Q67 Chairman: Can I say, Mr Pike,
that I think you are correct. That is certainly the advice that
has just been given to me by the clerk. If in fact a particular
amendment for which a division is to be allowed had been debated
earlier, when they reach that clause to which it is actually relevant,
it could be voted on. I think that is important.
Sir Alan Haselhurst: If I may
say, there is a difficult discretion to be exercised by the chair
on Report Stage where in fact there is perhaps only an hour between
knives and Members come to the chair or have, in the course of
their remarks, indicated in the previous section that they would
like a separate division; sometimes they may press between them
for two or three divisions. It can completely blitz the next knife
appearing. These two issues interact and so the chair is forced,
if you like, to take probably a restrictive view on the number
of divisions he will allow, despite the fact that it was being
sought by the Members in question.
Q68 Mr Luke: I think I should preface
my question by acknowledging the wide disparity there is in the
knowledge of the panel of experts we have before us today. The
questions I ask have been slightly touched on earlier by Sir Alan.

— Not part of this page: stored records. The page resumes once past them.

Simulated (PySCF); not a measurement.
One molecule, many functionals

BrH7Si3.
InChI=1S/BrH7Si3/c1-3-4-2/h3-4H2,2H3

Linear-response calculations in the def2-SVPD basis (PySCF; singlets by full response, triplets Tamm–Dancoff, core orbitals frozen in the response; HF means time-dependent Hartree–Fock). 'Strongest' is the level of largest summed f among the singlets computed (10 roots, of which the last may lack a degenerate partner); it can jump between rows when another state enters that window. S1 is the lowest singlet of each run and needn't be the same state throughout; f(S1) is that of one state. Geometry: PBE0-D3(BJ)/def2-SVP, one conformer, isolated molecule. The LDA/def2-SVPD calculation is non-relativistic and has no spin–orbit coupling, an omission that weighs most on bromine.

Order B sets out provisions for a Programming Committee to arrange
the timetable for a committee of the whole House, Report Stage
and Third Reading. In recent years, I am led to believe there
has hardly ever been a Programming Committee for the Report Stage
of a Bill. With the short deadline for tabling amendments, is
the Programming Committee system unworkable for this stage of
the legislative programme?
Sir Alan Haselhurst: The Programming
Committee sits only rarely. I have not found myself being overtaxed,
as it were, by the number of Programming Committees that I have
had to chair. As I think I said in a previous memorandum to the
Modernisation Committee, some are perfunctory; there has, in effect,
been an agreement between the usual channels before Members enter
the room and the procedure that I have to follow can be completed
in 45 seconds. On other occasions where there has not been an
agreement, I have had virtually to send the committee away until
they get agreement. I mentioned a moment or two ago one occasion
when I tried hesitantly to broker an agreement, which an independent
chairman might feel inclined to do, for the convenience of everyone,
but it is not easy to make progress. In the end, they had to go
away. The usual channels with, if you like, a shotgun at their
head, still had to come to an agreement, which then went through
formally in the Programming Committee. To have a Business Committee
which looks at it, which is a proposal that originally came from
the Hansard Society and which has some echo in the Rules Committee
in the United States House of Representatives, but only some echo,
is a totally different way of trying to do it. It is more formal,
giving more people an opportunity to put on the record their views
on certain matters, but it is wholly alien to the practice of
this House, which has usually been about the power of the usual
channels.
Q69 Chairman: I am sure I am reflecting
Iain Luke's position: is the power of the usual channels in the
best interests of the good scrutiny of legislation?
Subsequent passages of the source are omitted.